The homely settings of the film, full of grumpy men, chatty women, latent frustrations, tensions, curious teenagers and mutual conflicts have a wonderfully Italian feel. Every Italian director owes some kind of debt to the classics of Fellini and co., or at least thinks about them for a moment, just as the viewer will. As a result, the images often seem pleasantly familiar, and yet director Paolo Virzì manages to give his film a face of its own. Virzì, himself born in Livorno, also shows with the film a look back for all children who were young in the seventies, children of parents who wanted to develop their own happiness in life at all costs. ‘La prima cosa bella’ subtly depicts the fact that many children have been severely beaten by this, without destroying the searches of neither parent nor child.
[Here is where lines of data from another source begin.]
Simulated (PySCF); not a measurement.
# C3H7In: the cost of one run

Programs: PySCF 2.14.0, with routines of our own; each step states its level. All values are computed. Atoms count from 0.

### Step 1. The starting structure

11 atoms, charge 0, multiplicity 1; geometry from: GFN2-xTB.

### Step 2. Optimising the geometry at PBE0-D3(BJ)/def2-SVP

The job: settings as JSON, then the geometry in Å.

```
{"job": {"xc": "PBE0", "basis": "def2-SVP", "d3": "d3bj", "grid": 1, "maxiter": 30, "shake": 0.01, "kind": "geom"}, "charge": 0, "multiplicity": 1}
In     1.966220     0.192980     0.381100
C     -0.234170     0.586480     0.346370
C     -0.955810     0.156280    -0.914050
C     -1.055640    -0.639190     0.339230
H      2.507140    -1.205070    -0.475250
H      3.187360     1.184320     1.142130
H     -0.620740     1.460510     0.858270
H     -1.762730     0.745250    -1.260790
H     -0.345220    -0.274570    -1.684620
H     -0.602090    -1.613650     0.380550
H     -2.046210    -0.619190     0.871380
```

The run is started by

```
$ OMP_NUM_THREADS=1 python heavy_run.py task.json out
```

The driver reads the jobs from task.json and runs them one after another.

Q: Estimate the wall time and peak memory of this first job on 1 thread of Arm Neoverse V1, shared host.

The Livorno of the seventies is of course an eminent embodiment of old-fashioned Italy, where a woman must above all be a good wife and mother, while meanwhile the blistering beauty of a woman like Anna leaves no man untouched. In this intricate machismo and cautious feminism, it’s hard to tell who should be pointed the finger of blame. The free-spirited woman who trades a matrimonial prison for an insecure life full of lovers who already don’t treat her much better than her jealous husband did? The jealous husband who won’t share his wife? The resentful son who thinks he has ruined his life at the hands of his mother? The adulterous men who have very different standards indoors and out? Obviously the guys in the movie don’t fare too well, and yet Virzì doesn’t make them bad guys. The women – provided they can find a balance in emancipation without selfishness, zest for life with responsibilities – do considerably better in Virzì’s world, which may thus allude to present-day – or future – Italy.
‘La prima cosa bella’ refers to a sweet song that Anna sings before going to sleep to her children, who cannot resist the temptation and let themselves be carried away in the moving world of their mother. This is exactly what will happen to the viewer when he sees ‘La prima cosa bella’.